Just four months before the next Scottish Parliament election, Richard Leonard has quit as Scottish Labour leader.
The Central Scotland MSP announced the move on Thursday afternoon, saying he had made his decision to step down over the Christmas period.
– Does Richard Leonard’s resignation come as a surprise?
Not really. The Scottish Labour leader has been under pressure over his failure to grow support for the party – which is now the third force in Scottish politics, having previously dominated north of the border.
Under Leonard’s leadership the party came fifth in the 2019 European elections, losing the two Scottish MEPs it had. And in the 2019 general election the party lost six of the seven MPs it previously had north of the border.
Dissatisfied with the party’s failure to make progress, in September 2020 MSPs Daniel Johnson, James Kelly and Jenny Marra all publicly urged him to step down.
– So why now?
Leonard said he had used Holyrood’s Christmas recess to think “long and hard” about his position, concluding that the “speculation” about his leadership had now “become a distraction”.
– What happens next?
Scottish Labour will have to find a new leader – who will be the fifth person to take on the job since the Scottish independence referendum in September 2014.

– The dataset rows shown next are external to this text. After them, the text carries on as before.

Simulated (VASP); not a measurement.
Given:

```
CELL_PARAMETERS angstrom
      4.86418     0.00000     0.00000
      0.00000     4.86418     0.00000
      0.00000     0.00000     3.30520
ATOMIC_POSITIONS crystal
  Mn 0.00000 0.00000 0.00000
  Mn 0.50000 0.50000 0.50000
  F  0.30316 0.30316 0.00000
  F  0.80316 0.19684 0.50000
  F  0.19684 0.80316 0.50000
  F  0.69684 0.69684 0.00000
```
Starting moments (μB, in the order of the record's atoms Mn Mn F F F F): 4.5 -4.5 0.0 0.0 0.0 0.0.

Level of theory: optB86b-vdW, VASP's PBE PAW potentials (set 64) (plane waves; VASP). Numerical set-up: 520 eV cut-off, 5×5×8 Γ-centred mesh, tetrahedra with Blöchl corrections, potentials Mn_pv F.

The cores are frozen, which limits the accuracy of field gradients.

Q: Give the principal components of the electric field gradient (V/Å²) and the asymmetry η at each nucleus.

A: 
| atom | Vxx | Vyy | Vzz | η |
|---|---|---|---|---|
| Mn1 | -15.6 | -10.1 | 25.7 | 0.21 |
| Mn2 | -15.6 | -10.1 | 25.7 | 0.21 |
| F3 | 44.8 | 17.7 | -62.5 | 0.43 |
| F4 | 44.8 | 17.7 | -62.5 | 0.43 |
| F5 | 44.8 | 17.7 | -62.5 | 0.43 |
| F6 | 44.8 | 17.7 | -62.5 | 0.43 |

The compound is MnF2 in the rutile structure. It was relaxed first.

The last Scottish Labour leadership contest in 2017 – in which Leonard defeated fellow MSP Anas Sarwar to secure the job – took two-and-a-half months, which would give the party time to get a new leader in place for the next Holyrood elections in May.
– So who could succeed him?
Sarwar, who stood unsuccessfully for the position in 2017, could fancy another shot at it. Other possible candidates for the job include Jackie Baillie, the current Scottish Labour deputy leader and Monica Lennon, who boosted her profile after pushing legislation through Holyrood which will make Scotland the first country in the world to make sanitary products available free to those who need them.
– What problems will the new leader face though?
The new Scottish Labour leader will not be in for an easy start – with Holyrood elections taking place in May they will have to hit the ground running. While Labour dominated Scottish politics when the devolved parliament was first set up in 1999, the party has seen its support fall away in more recent years.
Working with the Conservatives in the Better Together campaign in the 2014 independence referendum damaged the party’s standing with some. More recently, with much of Scottish politics focused on the constitution and the issue of a second independence referendum, Labour has sometimes struggled to adopt a clear position and has had difficulty in getting its message across to voters.